With the NBA's 2011-12 season in limbo, the HQ ponders if the time isn't right to give the Toronto Raptors a major facelift...
The Toronto Raptors are not the Los Angeles Lakers.
They're not the Sacramento Kings either, but if you were to ask the average US basketball fan, I'd guess that they'd put the Dinos in a closer realm to the Maloofs' men in purple, then Dr. Buss' Lake Show.
Why is that exactly.
Is it due to a lack of team on-court success over the past 16 years?
Does it come down to where the Raps are located, ie their geographic location?
How about the team identity and history? While the Toronto Blue Jays have experienced a rebirth of sorts merchandise-wise, their baseball caps becoming somewhat of a pop culture mainstay, you can't exactly say the same thing about the Dinos.
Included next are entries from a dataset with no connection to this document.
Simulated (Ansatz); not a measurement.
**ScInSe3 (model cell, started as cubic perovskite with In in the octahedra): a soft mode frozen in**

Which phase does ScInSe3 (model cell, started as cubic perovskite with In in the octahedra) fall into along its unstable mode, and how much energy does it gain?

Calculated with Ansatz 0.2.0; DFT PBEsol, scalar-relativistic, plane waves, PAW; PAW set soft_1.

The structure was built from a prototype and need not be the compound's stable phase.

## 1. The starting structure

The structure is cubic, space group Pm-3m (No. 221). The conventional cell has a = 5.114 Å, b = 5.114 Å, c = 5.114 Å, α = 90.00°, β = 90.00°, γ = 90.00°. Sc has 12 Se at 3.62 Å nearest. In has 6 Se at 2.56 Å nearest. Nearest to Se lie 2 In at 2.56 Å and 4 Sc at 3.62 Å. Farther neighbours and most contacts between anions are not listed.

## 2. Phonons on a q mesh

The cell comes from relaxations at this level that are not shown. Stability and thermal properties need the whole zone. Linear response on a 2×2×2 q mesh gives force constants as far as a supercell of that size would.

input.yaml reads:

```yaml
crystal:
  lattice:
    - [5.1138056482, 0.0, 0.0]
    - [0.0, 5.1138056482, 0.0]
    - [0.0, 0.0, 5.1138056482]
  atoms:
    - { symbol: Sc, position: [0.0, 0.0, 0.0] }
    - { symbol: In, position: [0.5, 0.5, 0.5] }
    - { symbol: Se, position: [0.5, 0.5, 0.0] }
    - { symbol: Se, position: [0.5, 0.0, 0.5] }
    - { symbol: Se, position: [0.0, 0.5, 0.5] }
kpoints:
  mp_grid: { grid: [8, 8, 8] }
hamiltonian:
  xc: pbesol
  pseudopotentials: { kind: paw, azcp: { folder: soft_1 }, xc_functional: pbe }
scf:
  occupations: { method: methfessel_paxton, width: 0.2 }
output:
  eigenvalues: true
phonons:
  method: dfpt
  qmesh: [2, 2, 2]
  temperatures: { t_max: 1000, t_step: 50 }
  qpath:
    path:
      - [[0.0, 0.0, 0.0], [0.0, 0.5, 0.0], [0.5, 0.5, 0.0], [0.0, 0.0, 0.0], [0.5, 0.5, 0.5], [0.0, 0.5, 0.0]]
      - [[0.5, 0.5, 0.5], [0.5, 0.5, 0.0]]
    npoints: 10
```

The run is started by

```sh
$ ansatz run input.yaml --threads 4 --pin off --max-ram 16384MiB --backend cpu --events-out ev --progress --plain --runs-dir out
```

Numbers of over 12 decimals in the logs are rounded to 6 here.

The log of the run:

Or is it a combination of the above, bits and pieces resulting in a team that while highly valued by the likes of Forbes, and sporting a fairly solid attendance record over its history, barely registers on the average NBA fan's radar?
Over the next little while, I'd like to explore all of these different possibilities, with an end goal of answering two specific questions:
1) Should the Toronto Raptors indeed rebrand?
2) What would be the cost associated with such a move, both monetary, and in terms of "goodwill?"
Let's start with the first question.
In a recent poll conducted on the HQ, we asked this question and the results were nearly split down the middle. Of the 600+ responses we had to our Sunday poll, nearly 57 per cent of respondents indicated that indeed, the team should rebrand, either right now during the lock-out (most chose this option of the two) or at some other time.
However a huge chunk of readers voted that the Dino was here to stay, and were happy that was the case.
Therefore if you were a senior exec at MLSE and went solely off of these results, you'd probably be dismissing the rebranding idea as quickly as a Milt Palacio turnover.
But that doesn't mean there aren't indeed legitimate reasons for making a change.
For starters, the Toronto Raptors' logo has never been one that's been considered a stroke of genius by any stretch of the imagination. In fact it commonly shows up on various "worst NBA logos" lists. The team's made numerous changes to it over the years, but the Dinosaur itself hardly has the same ring to it as Bulls or Warriors.
Could another change be made to remove the dinosaur completely from the equation?
On top of this, the logo's popularity hasn't reflected well in terms of merchandise sales.
The Raptor didn't place in the top 10 regarding jersey sales last season according to NBA.com, and hasn't in quite some time.
For a team that may be facing attendance issues whenever the next NBA season kicks off, a boost in revenue from other areas would probably be desirable.
To me though most importantly, we're talking about a club that has made the playoffs only five times in its history, and has never made it past the second round of the dance. It's the stigma of losing that's associated with the Raptor that needs to go, and sometimes if you can't make that change on the court (a 2011-12 season could be another extremely rough one for Dinos' fans), you do it off while you wait for the on-court stuff to kick in.
The Oklahoma City Thunder are a great example of this.
The team fell on hard times performance wise during the final years of its tenure in Seattle, but soon found success after moving to Oklahoma City.
Obviously Kevin Durant and the management team there had a lot to do with this early success, but if you recall, the team's favourable rebranding efforts also helped the cause. Lately the team has looked to make another set of changes, even incorporating some of the Seattle Sonics' old attributes.
Other rebranding efforts like those of the Washington Wizards, who changed their name from the Washington Bullets prior to the 1997-98 season, have been met with mixed reviews however, so a name or image change is no slam dunk.
Therefore let's hear your thoughts.
Before we delve into the financial reasons for making such a change, and the various risks inherently associated with rebranding, I'm curious to hear from our readers, what they view to be some of the major challenges that accompany an undertaking like this.
At face value, certain legal restrictions (apparently it takes over a year to file a name change request with the league) pose potential hurdles, and the more layers we peel away, the more we'll see that this is no easy feat; a re-branding effort takes 100 per cent commitment from top to bottom, management-wise.
With the Raptors up for sale, how realistic then is such a move?